Blog

An UK based fund management company challenges inexplicable shareholdings of a Japanese broadcasting giant Masatoshi Yasuda

June 26,2018

An UK based fund management company, Asset Value Investors (AVI), will submit their proposal at the 91st Annual Meeting on June 28th, which challenges inexplicable and, from their point of view, rather enigmatic shareholdings of a broadcasting giant, TBS Holdings (TBS). I appreciate AVI’s action because it may crack a chink to the enigmatic wall (strategic shareholdings and cross-shareholdings) with which Japanese companies are encircled in a field of nonperforming capital.

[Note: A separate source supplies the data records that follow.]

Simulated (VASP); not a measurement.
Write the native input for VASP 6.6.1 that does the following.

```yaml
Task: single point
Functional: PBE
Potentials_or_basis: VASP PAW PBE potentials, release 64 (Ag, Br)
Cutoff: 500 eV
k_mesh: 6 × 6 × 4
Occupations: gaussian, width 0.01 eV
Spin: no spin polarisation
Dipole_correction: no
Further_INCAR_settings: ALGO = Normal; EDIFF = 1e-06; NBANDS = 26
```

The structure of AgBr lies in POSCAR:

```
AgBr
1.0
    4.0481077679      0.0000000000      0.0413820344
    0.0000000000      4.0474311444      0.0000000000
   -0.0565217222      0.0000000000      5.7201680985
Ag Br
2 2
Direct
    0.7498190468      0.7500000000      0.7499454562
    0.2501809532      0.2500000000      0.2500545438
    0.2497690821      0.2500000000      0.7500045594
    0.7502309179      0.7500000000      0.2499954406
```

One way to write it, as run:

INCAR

An UK based fund management company, Asset Value Investors (AVI), will submit their proposal at the 91st Annual Meeting on June 28th, which challenges inexplicable and, from their point of view, rather enigmatic shareholdings of a broad casting giant, TBS Holdings (TBS). https://www.improvingtbs.com/the-shareholder-proposal/

The outline of their proposal is as follows:
“In addition to any dividend proposed by the Company’s Board of Directors and approved at the 91st Annual Meeting, the Company shall pay an in-kind dividend from capital surplus”

According to the proposal, in-kind dividend is 3,064,414 shares (40%) of common stock of Tokyo Electron Company, Ltd (TEL).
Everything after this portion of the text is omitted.